2. Delay in filing the appeal by the assessee.
3. Maintainability of cross objections filed by the revenue.

Detailed Analysis:

1. Validity of the Order Passed Under Section 263 of the Income Tax Act:

The primary issue in this case revolves around the order passed by the Learned Principal Commissioner of Income Tax (Pr. CIT) under section 263 of the Income Tax Act. The Pr. CIT was dissatisfied with the original assessment order, wherein the Assessing Officer (AO) had treated the deposits in the assessee’s bank accounts as business receipts and calculated income at the rate of 10%. The Pr. CIT believed the AO should have added the entire amount of Rs. 55,25,758 as income, not just 10%.

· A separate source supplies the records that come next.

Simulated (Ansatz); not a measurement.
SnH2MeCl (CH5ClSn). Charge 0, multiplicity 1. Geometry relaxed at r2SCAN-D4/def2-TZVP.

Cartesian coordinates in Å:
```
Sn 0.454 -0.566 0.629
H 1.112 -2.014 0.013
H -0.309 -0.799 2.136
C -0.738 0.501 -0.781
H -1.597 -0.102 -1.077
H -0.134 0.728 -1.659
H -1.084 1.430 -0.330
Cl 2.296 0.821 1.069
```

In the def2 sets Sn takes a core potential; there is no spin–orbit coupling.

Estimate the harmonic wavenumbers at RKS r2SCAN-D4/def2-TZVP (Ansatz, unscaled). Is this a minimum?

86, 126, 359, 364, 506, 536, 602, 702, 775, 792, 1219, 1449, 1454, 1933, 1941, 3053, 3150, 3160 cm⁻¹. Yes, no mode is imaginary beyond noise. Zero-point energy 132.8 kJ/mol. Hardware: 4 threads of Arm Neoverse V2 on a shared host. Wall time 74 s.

The assessee argued that the order passed by the AO was neither erroneous nor prejudicial to the interest of the revenue and hence, the provisions of section 263 were not applicable. The assessee cited various judicial precedents to support this stance, including Malabar Industries Co. Ltd. vs. CIT, where it was held that for section 263 to be invoked, the order must be both erroneous and prejudicial to the revenue. The tribunal found that the AO had made sufficient enquiries and had examined the bank statements, concluding that the deposits represented business receipts. Therefore, the AO had taken a plausible view, and the provisions of section 263 were not applicable.

2. Delay in Filing the Appeal by the Assessee:

There was a delay of 12 days in filing the appeal by the assessee, attributed to the assessee suffering from typhoid. The tribunal condoned the delay after the respondent (DR) raised no objection. The tribunal accepted the duly sworn affidavit provided by the assessee and allowed the AR to proceed with the arguments.

3. Maintainability of Cross Objections Filed by the Revenue:

The revenue filed cross objections against the grounds taken by the assessee. However, the tribunal found these cross objections to be not maintainable. According to section 253(4) of the Income Tax Act, cross objections can only be filed in response to an appeal against the order of the Deputy Commissioner (Appeals) or the Commissioner (Appeals). Since the order under section 263 was passed by the Principal Commissioner, the provisions for cross objections were not applicable. Consequently, the cross objections filed by the revenue were dismissed.

Conclusion:

The tribunal allowed the appeal filed by the assessee, quashing the order passed under section 263. It was concluded that the AO had taken a plausible view supported by the facts and circumstances of the case, and hence, the provisions of section 263 were not applicable. The cross objections filed by the revenue were dismissed as they were not maintainable under the specific provisions of the Act. The order was pronounced in the open Court on 27.02.2017.